By this time Brancusi had made many friends in the Paris art world. Among those to whom he was closest were Amedeo Modigliani (1884-1920), whom he taught to carve, and Henri "Le Douanier" Rousseau (1844-1910), who once said to him jovially: "Well, old boy, you've made the ancients modern." No more perceptive remark has ever been made about Brancusi's work. Another friend was the difficult Chaim Soutine (1893-1943). The two men used to go to the Bobino Music Hall and the Theatre de Montparnasse together. They relished the bedroom farces presented there, and sometimes made such a noise that they were thrown out. He also began exhibiting his work at the Salon d'Automne, along with other Russian expatriates like Alexander Archipenko and Ossip Zadkine.

In 1913 Brancusi's reputation as one of the leading abstract sculptors was established in the United States, thanks to a group of five pieces included in the New York Armory Show. The patronage he found there, and at "291", the gallery owned by Alfred Stieglitz (1864-1946), where he had his first one-man show in America (1914), considerably eased his financial situation, and the charm and simplicity of his nature won him yet more friends, though he could be secretive and sometimes touchy. Part of his secretiveness may have been due to a desire to conceal his gay status. He had no known close relationships with women, and once took off on an improvised trip to Corsica with the young writer Raymond Radiguet, notoriously Cocteau's lover. But Brancusi was not reclusive; he would entertain in his studio. cooking superb meals in his kiln. It was noticeable that he retained many basic peasant qualities, among them an obsessive fear of the devil and of magic spells. The artist Max Ernst (1891-1976), who was his neighbour, once made the mistake of giving him a carved hand from Africa. Brancusi soon became so afraid of it that one night he threw it over the fence, and ever afterwards harboured a grudge against the donor.

Note About Sculpture Appreciation
To learn how to evaluate modernist sculptors like Constantin Brancusi, see: How to Appreciate Modern Sculpture. For earlier works, please see: How to Appreciate Sculpture.

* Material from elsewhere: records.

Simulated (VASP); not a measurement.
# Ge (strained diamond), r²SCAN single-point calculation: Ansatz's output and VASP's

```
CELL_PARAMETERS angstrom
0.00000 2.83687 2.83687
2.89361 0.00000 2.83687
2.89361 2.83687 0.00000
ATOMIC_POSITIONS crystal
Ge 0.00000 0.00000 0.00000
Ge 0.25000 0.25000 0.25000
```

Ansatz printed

During the inter-war period Brancusi unwillingly played a starring role in two major artistic scandals. In 1920, after a period during which he had submitted no work to any of the major Paris exhibitions, he sent his sculpture "Princess X" to the Salon des Independants. It was denounced by a die-hard faction as indecent (they thought it resembled a phallus) and the police were summoned to remove it from the show. The poet Blaise Cendrars and the Cubist painter Fernand Leger (1881-1955) immediately brought it back, but the incident left Brancusi permanently disgusted with the Paris art world. and he refused ever to exhibit in Paris for the rest of his life.

In 1922, he sat for the famous American lens-based artist, Edward Steichen (1979-1973) who created his celebrated Portrait of Constantin Brancusi.

 

In 1926, when he arrived in America for an exhibition of his plastic art at the Brummer Gallery, the Customs Office refused to admit "Bird in Space", one of his most abstract pieces, as a duty-free work of art. Brancusi was forced to pay duty to get the sculpture released. and sued the Customs Office for the return of the money. He won his case, though the verdict was not published until 1928. Meanwhile, the uproar had ensured the success of his show.

Brancusi travelled quite widely at this time: to the United States; to India in 1937, at the invitation of the Maharajah of Indore (the temple he designed for this patron was never built); and back to Romania, where he had been invited to make a series of monuments for the public park at Tirgu Jiu in his native Oltenia. Completed in 1938, this work was attacked by the local press, already very fascist in its sympathies, but Brancusi was satisfied to have seen some of his ideas carried out on a large scale. "Simplicity", he said, "is at the bottom of complexity, and one must be weaned on its essence to understand its significance." Brancusi moved to his last studio, at 8 Impasse Ronsin in 1918. The building had formerly been occupied by Madame Steinheil, the central figure in a notorious murder case. Brancusi furnished the studio with his own hands, in a style of peasant simplicity.

With the coming of the Second World War he withdrew more and more into this private world. He made little entirely new sculpture, or bronze, though he continued to recast old ideas. In 1948 two young Romanian painters, Alexander Istrati and his wife Natalia Durnitresco, settled next door in a deserted building and henceforth kept him company. His health began to deteriorate, especially after a fall in 1954 in which he broke his thigh, but he was determined not to leave his own surroundings. He died in his studio on 16 March, 1957. He was the greatest Romanian sculptor in the history of art.